[Solved - AppArmor] What don't I understand about file permissions? Permissions Denied ever after chmod 777

[Context]
In preparation for converting my main system over to a linux → qemu + looking glass configuration, I’m attempting do duplicate the setup on an old laptop that I have. Part of the process of passing the dedicated nvidia gpu to the vm is that I need to present a fake battery to the guest. This is accomplished with an acpitable, but virt-manager is unable to access the file.

[Question]
What am I missing?

I’m on Debian Sid. As far as I can tell, SeLinux/AppArmor aren’t installed, which is what google points me to as a likely cause. I suspect there is a fundamental aspect of file permissions that I don’t understand.

new_qemu_permission_denied

new_ls-l

I made sure that the UID that is running the virt-manager process is the same as the owner of the file. I tried chmod-ing the parent images folder as well and the behavior didn’t change.

It’s ownership. The user requesting an action needs to be owner of the action target. A bit cryptic, but you need to make the qemu process owner of the directory /var/lib/images/

Investigate the chown command: link!

1 Like

The qemu process was happening under user “libvirt-qemu”. Setting the owner of the file and folder to match that didn’t change the behavior.

Maybe there’s something else to this.

Are you sure the file is there? It says the file cant open, maybe because it isnt there?

Do try to browse the directory itself and run ls -la

1 Like

I did try removing the file and the error changed to ‘file not found’, so it is being detected.

I’m working on temporarily running qemu as root. If the error STILL doesn’t change then my computer is just haunted.

EDIT: setting user = “root” and group = “root” in /etc/libvirt/qemu.conf didn’t change the error either. Hmmmm. . . I might need to reload libvirt or something.

Make sure the qemu or wizard user has read right to the
/var/lib/libvirt/images directory
It’s no use to make the file world readable if the user cannot access the dir…

1 Like

Are you absolutely sure apparmor isn’t involved? Often (not always) DAC denials give you an “Operation not permitted” error, whereas MAC would give you a “Permission denied”.
And since you opened that file to the whole world by chmodding it to 777 (fix it when you figure out the issue, it’s bad practice no matter what file) and you said it’s part of the same groups too, it really doesn’t sound like a DAC issue.

If you’re running virt-manager as a flatpak, check the dir access permissions with flatseal.
If it’s a native repo install, all I can think of is apparmor

2 Likes

This is 100% is AppArmor and/or cgroups

As for chmod, I tried to make a video to explain it a few years ago, no idea how successful it is/was.

5 Likes

Would be good to see the output of some apparmor status commands to confirm AppArmor/HowToUse - Debian Wiki

selinux has a log file it writes policy alerts too which can be useful for debug and writing selinux policy. Not sure on apparmor, might be something similar.

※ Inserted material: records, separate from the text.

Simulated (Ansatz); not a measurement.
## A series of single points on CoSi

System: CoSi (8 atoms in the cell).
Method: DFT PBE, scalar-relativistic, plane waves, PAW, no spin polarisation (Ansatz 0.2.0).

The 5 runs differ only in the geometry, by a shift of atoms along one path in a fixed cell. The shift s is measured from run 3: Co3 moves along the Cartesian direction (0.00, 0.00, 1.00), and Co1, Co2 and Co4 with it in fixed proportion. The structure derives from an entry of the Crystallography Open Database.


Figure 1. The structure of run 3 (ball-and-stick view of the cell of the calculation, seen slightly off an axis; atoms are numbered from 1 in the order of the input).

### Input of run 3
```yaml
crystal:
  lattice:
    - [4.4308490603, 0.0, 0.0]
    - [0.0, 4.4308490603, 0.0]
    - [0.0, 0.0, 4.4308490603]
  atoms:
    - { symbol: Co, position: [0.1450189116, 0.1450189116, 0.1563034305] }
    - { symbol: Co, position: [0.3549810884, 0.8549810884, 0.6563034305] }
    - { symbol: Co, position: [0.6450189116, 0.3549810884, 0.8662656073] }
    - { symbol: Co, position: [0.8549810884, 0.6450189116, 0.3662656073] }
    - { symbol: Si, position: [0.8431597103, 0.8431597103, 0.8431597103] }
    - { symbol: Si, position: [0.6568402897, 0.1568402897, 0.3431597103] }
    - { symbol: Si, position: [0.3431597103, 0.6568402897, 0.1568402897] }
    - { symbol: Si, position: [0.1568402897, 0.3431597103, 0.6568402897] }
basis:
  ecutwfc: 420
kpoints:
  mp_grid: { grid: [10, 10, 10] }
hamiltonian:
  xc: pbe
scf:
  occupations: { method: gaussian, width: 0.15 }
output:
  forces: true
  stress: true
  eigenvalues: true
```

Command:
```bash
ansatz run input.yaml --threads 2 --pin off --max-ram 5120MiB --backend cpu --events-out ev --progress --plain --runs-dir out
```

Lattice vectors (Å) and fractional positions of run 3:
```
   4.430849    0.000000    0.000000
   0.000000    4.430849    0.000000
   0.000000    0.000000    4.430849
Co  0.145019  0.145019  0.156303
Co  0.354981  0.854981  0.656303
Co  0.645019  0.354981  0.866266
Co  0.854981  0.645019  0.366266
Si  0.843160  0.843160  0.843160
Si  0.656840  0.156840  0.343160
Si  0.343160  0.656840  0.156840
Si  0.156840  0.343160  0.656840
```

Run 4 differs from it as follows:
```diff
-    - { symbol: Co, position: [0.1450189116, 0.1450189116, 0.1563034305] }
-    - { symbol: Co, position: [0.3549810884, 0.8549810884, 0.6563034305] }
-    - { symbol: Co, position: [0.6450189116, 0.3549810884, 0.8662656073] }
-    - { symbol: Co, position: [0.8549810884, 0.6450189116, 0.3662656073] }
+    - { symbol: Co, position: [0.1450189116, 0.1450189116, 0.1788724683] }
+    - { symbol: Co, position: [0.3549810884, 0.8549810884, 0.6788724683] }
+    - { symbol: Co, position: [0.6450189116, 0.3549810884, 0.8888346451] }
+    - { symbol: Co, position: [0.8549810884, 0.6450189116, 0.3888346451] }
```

I had to google debian Sid. unstable version hmm. Maybe a bug in your current installed packages.

Have you had a look in the libvirt log? Often extra detail about fails in the logs, or systemd status.

I landed on the original assumption that neither SELinux not AppArmor were installed because the status commands that I tried resulted in a “command not found” kind of output. But when I get home I’m going to spend more time looking into both services are figure out what’s going on.

1 Like

Both aa-status and getenforce return “command not found”, so it seems like I can rule that out.

I’ve ensured that the process has access to the directory.

I installed virt-manager though apt, so I should be good there as well.

The only relevant logs that I had found were through (I believe) journalctl, and those were just duplicates of the permission denied output. I will look into libvirt logs for more information.

Barring that, I’ll investigate if qemu is placed in a cgroup (I was not aware of their existence until tonight) and figure out what restrictions are placed on it.

1 Like

Just to double-check, did you change to root by using “su” or “su -” before checking aa-status?

You can also check with ‘systemctl status apparmor’

1 Like

TIL that “command not found” and a service not being installed are not the same thing. Thanks for the tip with systemctl status :+1:

I was running aa-status as a user and was expecting a permissions error if it existed.

Yeah it can be unintuitive at first because often it is not explained, it’s actually a security feature because the idea is that unprivileged users don’t need to know what security implications are active. It’s just security through obscurity.

Also changing users with the hyphen is often overlooked so sometimes commands fail because as the computer is concerned, if it’s running a root command as a user it will assume unprivileged user permissions to said command.

1 Like

I added read access to the file into AppArmor and my permissions issue is resolved :ok_hand: Thank you all.

2 Likes

I have been experimenting with Fedora and hit a similar wall with access to /dev/kvmfs0 for qemu. “Permission denied” leads to SELinux, but the issue persists even with SELinux set to permissive mode. I’m might just not have ownership set to the correct user, but is there anything different about persimmons in Fedora?

EDIT: cstates :+1:

  1. It’s /dev/kvmfr0
  2. It’s cgroups not cstates
  3. Seeing as you’re now talking about looking glass, see our documentation:

https://looking-glass.io/docs/B7-rc1-21-ecd3692e/ivshmem_kvmfr/#permissions

2 Likes

Right right, cstates is processor power.

I got this sorted last week by rtfm-ing the lg documentation :+1: Very complete, but you actually have to read it and not skip sections.